One of the nation's largest public pension funds has filed a lawsuit against current and former Wal-Mart executives and board members, saying they had breached their responsibility in handling an alleged bribery scheme.
The California State Teachers' Retirement System which holds more than 5.3 million shares of Wal-Mart Stores Inc., filed what's called a derivative suit late Thursday in state court in Delaware seeking changes in corporate governance and improvements in its internal procedures at the world's biggest retailer.
The pension fund is asking that any damages sustained as a result of the violations should be awarded to the company, which is based in Bentonville, Ark.
The action marks the pension fund's first derivative lawsuit. This type of suit is brought by a shareholder on behalf of a corporation against a third party. The goal of the plaintiffs is not to reap big financial rewards but to change corporate governance.
"By utilizing the derivative action, (the pension fund) is seeking to remedy the damages sustained by Wal-Mart as a result of alleged gross misconduct by Wal-Mart's executive officers and directors," said Jack Ehnes, the pension fund's chief executive officer in a statement. "The focus of this action....is corporate governance reform to ensure that similar misconduct is not repeated in the future. We need truly independent directors who will set the right tone from the top."

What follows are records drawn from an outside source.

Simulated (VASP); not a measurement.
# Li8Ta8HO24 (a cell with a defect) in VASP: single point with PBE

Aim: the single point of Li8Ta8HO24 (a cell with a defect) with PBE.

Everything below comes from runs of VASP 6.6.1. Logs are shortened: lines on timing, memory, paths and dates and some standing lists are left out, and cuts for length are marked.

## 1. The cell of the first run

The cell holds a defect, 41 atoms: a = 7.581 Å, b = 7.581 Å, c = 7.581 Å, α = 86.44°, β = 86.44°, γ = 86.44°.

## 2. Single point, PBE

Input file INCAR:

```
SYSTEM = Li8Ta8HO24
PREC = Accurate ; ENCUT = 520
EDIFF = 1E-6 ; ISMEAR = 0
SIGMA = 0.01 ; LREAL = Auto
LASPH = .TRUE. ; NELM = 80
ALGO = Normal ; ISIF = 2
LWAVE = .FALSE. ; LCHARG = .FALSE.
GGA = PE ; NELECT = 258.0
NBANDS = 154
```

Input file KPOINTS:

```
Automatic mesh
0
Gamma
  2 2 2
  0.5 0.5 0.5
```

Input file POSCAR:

During a conference call with reporters on Friday, Ehnes said the alleged scandal could well be the "Fortune 100 version of Watergate."
The suit names several current executives including CEO Mike Duke and Vice Chairman Eduardo Castro-Wright as well as former executives including John Menzer. Menzer was vice chairman at the time of the alleged bribery scheme while Castro-Wright headed the Mexico operation. It also names all of Wal-Mart's board members including Lee Scott, who was CEO at the time of the alleged bribery scheme, and Jim C. Walton and Robson Walton, members of the founding family of Wal-Mart.
Greg Rossiter, a spokesman for Wal-Mart said in a statement, "We take our responsibility to our shareholders very seriously. We are reviewing the lawsuit closely and are thoroughly investigating the issues that have been raised."
The suit comes two weeks after The New York Times reported that Wal-Mart allegedly covered up results of an internal probe that showed its Mexican subsidiary bribed officials there in 2005 and 2006 in exchange for speedier building permits and other favors. It's unclear whether board members knew about the alleged bribery scheme.
The paper reported that Wal-Mart executives failed to notify law enforcement even after its own investigators found evidence of millions of dollars in bribes funneled through its Mexican unit. Such alleged practices would be a violation of the 1977 Foreign Corrupt Practices Act, which prohibits U.S. companies from bribing foreign officials.
Wal-Mart said that it's doing its own investigation and has met with officials from the Securities and Exchange Commission and the Justice Department to discuss the ongoing probe.
The Mexican government announced that it's doing its own probe..
Earlier this week, the New York City Pension Funds urged shareholders to vote against the re-election of Wal-Mart's Duke and four other board members due to concerns about the bribery allegations in Mexico. The pension group owns 5.6 million shares of Wal-Mart, which has more than 3.4 billion shares outstanding.
Wal-Mart's share slipped 17 cents to $58.82 in afternoon trading. Its shares are down about 6 percent since news of the alleged bribery scheme surfaced.